Project 21’s Shelby Emmett Makes Sense about Ferguson Decision Politics, Process

Project 21 member Shelby Emmett, a lawyer and former Capitol Hill staffer, was a true voice of reason after the controversy erupted in Ferguson, Missouri.

In interviews that lead-off Rick Amato’s cable talk show on two occasions over the course of a week, Shelby explained why things may have gone the way they did regarding the Ferguson grand jury and how professional race hustlers and violent opportunists made the situation in Ferguson worse than it needed to be.

On the 12/2/14 edition of “The Rick Amato Show” on the One America News Network, Shelby was asked about outgoing Attorney General Eric Holder’s stated intention to end alleged racial profiling by local police, she replied that such a move is likely to make things a whole lot more unfair and regulated in America:

It will probably be something with a more powerful, centralized federal government and he’ll probably ask for a lot of money…

They just want one big uniform police state, and they want to make sure that power is concentrated in the hands of the few at the expense of everybody else.

This comment intrigued Amato, who played a 2008 clip in which then-candidate Barack Obama railed against increased police power.  Shelby noted how the President is now headed in the wrong direction if he truly does want to follow his campaign rhetoric about reducing the power and influence of the police:

If the President was actively concerned with ensuring individual liberty and protections for everyday citizens — particularly those in poor areas — what he would do is push a bill for education reform and choice, and he would push to decriminalize so many of these gun control issues.

For a president that seems to think the police have too much power, he has no problem trying to take away constitutional Second Amendment rights for everyday people… instead of allowing these people to be armed and protect themselves.  And instead, he supposedly wants these same entities that are allegedly harassing African-Americans every single day — he wants those people to have more power and more access to guns.

The whole thing just doesn’t make sense.  This is all about power, control and distraction.

And she said that Al Sharpton, a protest gadfly and now an apparent White House confidant, is “all about political pandering” and helping President Obama distract the American people from the more important issue of Obama’s executive action on amnesty.

Speaking about the grand jury’s decision in Ferguson on the 11/25/14 edition of Amato’s program, the day after the decision was rendered, Shelby said that she felt the jurors “came to the right conclusion” based on the information available at that time.  She noted that the “jury did what the jury needed to do,” and that they did so with the knowledge of what was happening in the world around them and what the controversial decision they did come to could mean in the community.

Shelby was quite critical of Benjamin Crump, a lawyer representing Michael Brown’s parents.  She said that Crump, who had earlier represented the parents of Trayvon Martin in Florida, was “looking for his five minutes of fame” and his anger about the ruling — dutifully rendered by the grand jury — was improper since, as a lawyer, he “has a higher duty” than the parents or the general public to respect the grand jury’s decision.
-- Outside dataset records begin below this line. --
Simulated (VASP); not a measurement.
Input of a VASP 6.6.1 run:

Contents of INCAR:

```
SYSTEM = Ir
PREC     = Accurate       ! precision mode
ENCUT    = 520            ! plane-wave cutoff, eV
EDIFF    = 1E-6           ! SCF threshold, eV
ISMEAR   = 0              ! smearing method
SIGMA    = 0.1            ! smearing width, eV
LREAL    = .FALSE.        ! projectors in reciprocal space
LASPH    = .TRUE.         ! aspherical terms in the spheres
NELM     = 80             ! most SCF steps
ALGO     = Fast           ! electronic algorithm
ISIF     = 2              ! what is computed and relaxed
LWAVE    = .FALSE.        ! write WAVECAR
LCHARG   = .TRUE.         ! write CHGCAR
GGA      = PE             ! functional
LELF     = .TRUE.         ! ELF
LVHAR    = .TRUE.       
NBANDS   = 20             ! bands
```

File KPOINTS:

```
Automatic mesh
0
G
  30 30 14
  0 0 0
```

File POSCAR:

She added about the grand jury and allegations of potential tainting of the proceedings:

Of course, arguments can be made about the prosecutor’s past and what happened to his father [who was a cop killed by a black man in the early 1960s], but then we could also make those same arguments if there was anyone on that jury — particularly the three African-American members that were on the jury — did they ever have any issues with the police department.  And, if so, could we argue that they would not be able to be on that jury.

Commenting on establishment civil rights leaders and protesters who waded into the Ferguson controversy, Shelby said there are those who “want the violence” and “want the drama” associated with angst over the grand jury’s decision, and that one needs to “separate people that may be legitimately upset — with background and reason to be — and those that just wanted a reason to start trouble.”